By solving the flow equation, the stress and horizontal stress difference of the remaining oil can be calculated. When describing the deformation of the microscopic remaining oil, assuming that the remaining oil is in a static state, calculating the flow field of the remaining oil during its displacement by the polymer solution is a steady problem. However, when the remaining oil deforms under the continuous displacement of the polymer solution, it is an unsteady problem, which involves the deformation and reconstruction of the liquid–liquid interface. The polymer solution has complex rheological properties and flow equations. Thus, it is necessary to consider both the interfacial tension and time-varying properties.

As the interface between the displacement fluid and the remaining oil changes dynamically during the displacement process, the deformation of the oil–water interface must be captured by an interface tracking method. In this study, the Lagrange interface-tracking method was used to track and reconstruct a two-phase interface. During this method, the interface position of the closed curve is described by parameters. The dynamic interfacial deformation of oil and water changes with the movement of the closed curve. Mark points were set on the closed curve, which were used to track the position change of the interface. Lagrange multipliers can accurately determine the changes in the moving interface and prevent the spread of the value [44].

Boundary conditions.

Assuming that the remaining oil is stationary, the calculation of the deviatoric stress and horizontal stress difference acting on the remaining oil is a steady-state problem, and only boundary conditions need to be considered. The inlet and outlet flows were used in this study, and the rest were treated as wall surfaces. The deformation of the remaining oil under the action of a displacement fluid is an unsteady-state problem. At the interface between the displacement fluid and remaining oil, the interface conditions are satisfied, and the tangential stress and velocity are continuous. In this study, it was assumed that the remaining oil and rock contact points A and B do not move. Thus, the remaining microscopic oil does not initially deform.
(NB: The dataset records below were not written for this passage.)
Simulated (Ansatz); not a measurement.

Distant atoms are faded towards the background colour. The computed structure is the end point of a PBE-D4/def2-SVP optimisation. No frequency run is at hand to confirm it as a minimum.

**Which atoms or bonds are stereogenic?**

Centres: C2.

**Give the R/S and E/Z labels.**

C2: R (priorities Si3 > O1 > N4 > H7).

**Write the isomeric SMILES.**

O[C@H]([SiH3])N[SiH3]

2.2.3. Microscopic Visualisation Flooding Experiment

To study the influence of polymer viscosity on the microscopic oil displacement effect, polymer solutions with different viscosities were prepared to conduct microscopic visualisation experiments, and a Hacker rheometer was used to test the viscosity. The viscosity–concentration relationship is shown in Table 1.

Table 1

Viscosity of polymer solutions with different molecular weights and concentrations.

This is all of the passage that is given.